Today, June 20th 2024 we got paged because of MariaDB Replica lag on the s1 cluster, on db1206.
The configured threshold for paging is 300 seconds and the actual value was 300.70 seconds. Ever so slightly above the limit.
Shortly after the issue resolved itself without manual intervention.

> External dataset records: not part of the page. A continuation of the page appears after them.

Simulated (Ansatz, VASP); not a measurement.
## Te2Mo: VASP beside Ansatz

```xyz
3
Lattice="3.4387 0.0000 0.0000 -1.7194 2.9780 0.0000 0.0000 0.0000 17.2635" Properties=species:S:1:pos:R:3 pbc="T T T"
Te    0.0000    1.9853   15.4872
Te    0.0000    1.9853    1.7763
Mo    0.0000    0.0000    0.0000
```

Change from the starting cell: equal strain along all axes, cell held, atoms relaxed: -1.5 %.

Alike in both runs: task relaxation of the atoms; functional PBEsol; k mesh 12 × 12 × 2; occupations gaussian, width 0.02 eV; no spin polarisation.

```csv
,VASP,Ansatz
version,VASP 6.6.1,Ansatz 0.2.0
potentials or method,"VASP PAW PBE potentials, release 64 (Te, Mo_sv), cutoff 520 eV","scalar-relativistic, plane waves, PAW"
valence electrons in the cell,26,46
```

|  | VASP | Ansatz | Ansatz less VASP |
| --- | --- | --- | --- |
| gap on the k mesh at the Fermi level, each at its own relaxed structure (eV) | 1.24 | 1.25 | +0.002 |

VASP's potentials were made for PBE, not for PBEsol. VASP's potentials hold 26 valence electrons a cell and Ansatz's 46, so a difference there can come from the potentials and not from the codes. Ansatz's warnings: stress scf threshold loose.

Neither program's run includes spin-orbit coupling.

first investigation by DBA showed:
18:50 < Amir1> db1206 starts lagging a lot when dumps start, something in the query is either wrong or it bombard the replica. Either way, it needs to be investigated. 18:55 < Amir1> > | 236130644 | wikiadmin2023 | 10.64.0.157:37742 | enwiki | Query | 1 | Creating sort index | SELECT /* WikiExporter::dumpPages */ /*! .. STRAIGHT_JOIN */ re
Notification Type: PROBLEM
Service: MariaDB Replica Lag: s1 #page
Host: db1206 #page
Address: 10.64.16.89
State: CRITICAL
Date/Time: Thu Jun 20 18:15:09 UTC 2024
Notes URLs: https://wikitech.wikimedia.org/wiki/MariaDB/troubleshooting%23Depooling_a_replica
Acknowledged by :
Additional Info:
CRITICAL slave_sql_lag Replication lag: 300.70 seconds
The query:
SELECT /* WikiExporter::dumpPages */ /*! STRAIGHT_JOIN */ rev_id,rev_page,rev_actor,actor_rev_user.actor_user AS `rev_user`,actor_rev_user.actor_name AS `rev_user_text`,rev_timestamp,rev_minor_edit,rev_deleted,rev_len,rev_parent_id,rev_sha1,comment_rev_comment.comment_text AS `rev_comment_text`,comment_rev_comment.comment_data AS `rev_comment_data`,comment_rev_comment.comment_id AS `rev_comment_cid`,page_namespace,page_title,page_id,page_latest,page_is_redirect,page_len,slot_revision_id,slot_content_id,slot_origin,slot_role_id,content_size,content_sha1,content_address,content_model FROM `revision` JOIN `page` ON ((rev_page=page_id)) JOIN `actor` `actor_rev_user` ON ((actor_rev_user.actor_id = rev_actor)) JOIN `comment` `comment_rev_comment` ON ((comment_rev_comment.comment_id = rev_comment_id)) JOIN `slots` ON 20:58 ((slot_revision_id = rev_id)) JOIN `content` ON ((content_id = slot_content_id)) WHERE (page_id >= 673734 AND page_id < 673816) AND ((rev_page > 0 OR (rev_page = 0 AND rev_id > 0))) ORDER BY rev_page ASC,rev_id ASC LIMIT 50000
In addition, dumps generation for english wikipedia also caused network saturation in eqiad:
<Amir1> yup it's dumps: https://grafana.wikimedia.org/d/000000377/host-overview?orgId=1&var-server=snapshot1012&var-datasource=thanos&var-cluster=dumps&from=1719089686711&to=1719101545535 <Amir1> it seems to be only snapshot1012 and that host has enwiki dump running
that had severe consequences including a full outage for editing that persisted for more than half an hour.